Let’s begin from our sample application. For our test purposes I designed simple system which grants some bonuses basing on incoming orders. First, we are invoking service which put order record into DynamoDB table. Basing on insert event which triggers Lambda function we are processing this event and perform transaction on customer account which id is stored in another DynamoDB table. Afterwards we are sending message to the topic with order information. This topic is created using Amazon SNS service and there are three Lambda functions listening for incoming messages. Each of them grants a bonus that recharges customer account basing on different input data. System architecture is visualized on the figure below. Sample application source code is available on GitHub.

aws

Every AWS Lambda function needs to implement RequestHandler interface. For more details about basic rules, deployment process and usable tools go to my first article about that subject Serverless on AWS Lambda. Coming back to our sample below you can see implementation of first lambda function PostOrder. It does nothing more saving incoming Order object in DynamoDB table. For storing data in DynamoDB we can use ORM mechanism available inside AWS Java libraries. How to use basic DynamoDB annotations you can also read in my first article about serverless.

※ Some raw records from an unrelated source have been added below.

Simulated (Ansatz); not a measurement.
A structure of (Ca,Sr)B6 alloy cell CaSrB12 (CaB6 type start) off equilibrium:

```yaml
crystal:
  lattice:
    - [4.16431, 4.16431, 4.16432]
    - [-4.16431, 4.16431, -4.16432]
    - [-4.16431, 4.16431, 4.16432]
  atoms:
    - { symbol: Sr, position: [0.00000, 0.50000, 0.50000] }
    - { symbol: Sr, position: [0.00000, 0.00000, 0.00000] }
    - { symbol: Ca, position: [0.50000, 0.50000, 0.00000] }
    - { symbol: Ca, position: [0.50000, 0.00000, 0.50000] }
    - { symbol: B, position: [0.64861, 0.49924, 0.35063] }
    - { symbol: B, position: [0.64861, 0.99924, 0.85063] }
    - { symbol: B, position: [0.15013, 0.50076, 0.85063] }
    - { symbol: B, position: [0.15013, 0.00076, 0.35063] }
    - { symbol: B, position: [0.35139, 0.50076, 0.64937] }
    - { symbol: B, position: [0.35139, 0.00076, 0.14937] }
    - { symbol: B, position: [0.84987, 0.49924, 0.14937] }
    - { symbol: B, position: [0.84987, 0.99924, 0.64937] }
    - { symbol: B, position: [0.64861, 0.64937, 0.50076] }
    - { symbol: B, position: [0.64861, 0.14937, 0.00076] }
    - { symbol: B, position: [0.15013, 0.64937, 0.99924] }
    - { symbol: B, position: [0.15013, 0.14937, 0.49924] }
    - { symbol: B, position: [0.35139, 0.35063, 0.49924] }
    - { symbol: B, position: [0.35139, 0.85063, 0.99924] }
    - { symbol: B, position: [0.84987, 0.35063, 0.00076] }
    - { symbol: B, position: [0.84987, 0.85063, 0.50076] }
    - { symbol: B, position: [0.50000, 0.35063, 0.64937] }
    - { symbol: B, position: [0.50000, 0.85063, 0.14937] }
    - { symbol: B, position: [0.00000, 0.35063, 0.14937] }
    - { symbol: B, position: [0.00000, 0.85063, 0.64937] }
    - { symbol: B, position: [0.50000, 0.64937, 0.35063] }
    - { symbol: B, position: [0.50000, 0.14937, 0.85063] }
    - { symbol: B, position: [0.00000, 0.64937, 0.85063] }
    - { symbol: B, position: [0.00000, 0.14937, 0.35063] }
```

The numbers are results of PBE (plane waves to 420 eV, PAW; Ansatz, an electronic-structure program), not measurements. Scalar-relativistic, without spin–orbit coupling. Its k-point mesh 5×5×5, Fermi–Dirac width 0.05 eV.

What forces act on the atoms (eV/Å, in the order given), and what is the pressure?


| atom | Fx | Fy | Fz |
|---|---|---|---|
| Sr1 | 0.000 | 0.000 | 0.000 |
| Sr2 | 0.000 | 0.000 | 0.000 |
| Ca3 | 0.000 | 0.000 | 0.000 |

public class PostOrder implements RequestHandler<Order, Order> {

	private DynamoDBMapper mapper;

	public PostOrder() {
		AmazonDynamoDBClient client = new AmazonDynamoDBClient();
		mapper = new DynamoDBMapper(client);
	}

	@Override
	public Order handleRequest(Order o, Context ctx) {
		LambdaLogger logger = ctx.getLogger();
		mapper.save(o);
		Order r = o;
		logger.log("Order saved: " + r.getId());
		return r;
	}

}

Assuming we have our first function implemented and deployed on AWS we should configure API gateway which expose it outside. To achieve it go to Lambda Management Console on AWS, select PostOrder function. Then go to Triggers section and select API Gateway as a trigger for calling your function.

lambda-1

Unfortunately it’s not all we need to have our API gateway redirecting requests to Lambda function. Go to API Gateway section and select OrderService. We should remove ANY method and configure POST invoking our function as you see on the picture below.

lambda-3

Then you should see diagram visible below where all the steps of calling lambda function from API Gateway are visualized.

lambda-4

What’s worth doing is to create a model object in Model section. For Order class it should look like in the picture below, which is with compatible JSON schema notation. After creating model definition set it as a request body inside Method Request panel and response body inside Method Response panel.

lambda-5

Finally, deploy the resource using Deploy API action and try to call it on your which can be checked in Stages section.

lambda-6

Let’s see the second implementation of lambda function – ProcessOrderFunction. It is triggered by insert event received from DynamoDB order table. This function is responsible for reading data from incoming event, then create and send message to the target topic. DynamodbEvent stores data as a map, where the key is column name in order table. To get value from map we have to pass data type, for example string is collected using getS method and integer using getN method. The message send to SNS topic is serialized to JSON string with Jackson library.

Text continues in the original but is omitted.